Our son started at Scola at the age of two and a half. At his previous preschool, he was a quiet observer who rarely engaged in play with other children and would spend most of his day sitting inside with an educator or watching other children play. Drop offs were becoming increasingly challenging and emotional for all of us. We decided to explore other options and found Scola. The instant we walked in the front door, we were convinced that this was the right place for our child. On his first day, he made a connection with one of the educators within minutes of walking in and was happily engaged.
Since moving to Scola, there’s been no tears at drop offs. He goes to bed excited that tomorrow is a “Scola Day” and asks us if he can go “Ten days a week”. It’s his happy place. We have seen his independence grow tenfold, dressing himself each day and packing his own bag. He is excited to tell us about the interesting topics he is learning at school.
Óran has formally met with us on several occasions to discuss observations on our son’s strengths and needs, which we appreciate is rare for a preschool. During these meetings it is clear that Óran and the educators know our son and take the extra time to see his strengths and work through any challenges that arise. In one of the meetings, we discussed that allowing our son a little more time to focus on developing his confidence and social skills would be beneficial before starting kindy or Pre-primary.

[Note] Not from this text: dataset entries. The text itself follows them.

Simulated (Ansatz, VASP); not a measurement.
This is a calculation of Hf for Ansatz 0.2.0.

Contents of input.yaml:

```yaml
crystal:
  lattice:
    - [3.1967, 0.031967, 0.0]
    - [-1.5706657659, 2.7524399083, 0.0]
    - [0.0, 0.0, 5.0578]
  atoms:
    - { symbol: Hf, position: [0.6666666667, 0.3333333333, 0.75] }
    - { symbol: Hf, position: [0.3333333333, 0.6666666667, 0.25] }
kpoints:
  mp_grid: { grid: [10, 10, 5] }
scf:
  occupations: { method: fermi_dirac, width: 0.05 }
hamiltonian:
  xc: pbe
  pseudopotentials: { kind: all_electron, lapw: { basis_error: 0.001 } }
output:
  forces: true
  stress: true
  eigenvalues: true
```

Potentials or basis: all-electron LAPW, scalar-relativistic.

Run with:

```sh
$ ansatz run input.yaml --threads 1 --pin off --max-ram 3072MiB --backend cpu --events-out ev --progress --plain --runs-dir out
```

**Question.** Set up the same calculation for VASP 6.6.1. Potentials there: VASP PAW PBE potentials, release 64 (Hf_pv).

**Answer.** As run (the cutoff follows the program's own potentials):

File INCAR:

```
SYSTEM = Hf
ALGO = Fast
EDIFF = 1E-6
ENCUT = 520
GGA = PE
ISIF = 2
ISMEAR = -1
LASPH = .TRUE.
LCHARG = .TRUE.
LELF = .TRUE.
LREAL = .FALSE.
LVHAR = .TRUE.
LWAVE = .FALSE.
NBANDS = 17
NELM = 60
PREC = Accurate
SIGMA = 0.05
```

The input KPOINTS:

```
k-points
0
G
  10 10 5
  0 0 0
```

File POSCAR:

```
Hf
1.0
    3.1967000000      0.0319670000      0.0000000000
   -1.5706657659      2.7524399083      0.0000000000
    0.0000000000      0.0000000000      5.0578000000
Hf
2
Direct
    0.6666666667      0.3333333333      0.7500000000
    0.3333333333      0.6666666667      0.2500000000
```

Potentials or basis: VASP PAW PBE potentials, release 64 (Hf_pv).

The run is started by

I am a primary school teacher and know how restricting the mainstream school system can be for young children. Classrooms and curriculums are overcrowded and we are seeing an increasing number of anxious children disliking school from an early age. The options for choice and learning through play is limited, with outdoor play often restricted to two 20 minute sessions per day. Teachers are struggling to find time in the day to connect with children.
Based on this knowledge and the fact that he was so happy, we decided to keep our son at Scola for kindy. We wanted to provide the extra year for him to further develop his social emotional skills and the confidence to build friendships, along with another year to learn through play under the guidance of a cohesive team of loving educators. This year, we have seen him flourish and could not be happier with our decision to stay at Scola for kindy. His confidence has skyrocketed. Our son is happy, engaged, has made strong connections with peers and staff, and participates in all of the activities on offer.
In addition, from a teacher’s perspective, I am confident that our son is being provided with quality education from qualified and experienced educators who are passionate about early childhood teaching. He is being exposed to the literacy and numeracy curriculum in a purposeful and engaging way. We are seeing him transfer his literacy and numeracy skills from Scola to everyday activities at home.
We are so grateful for the opportunity to send our son to Scola for the extra year and will be doing the same for our daughter when the time arises.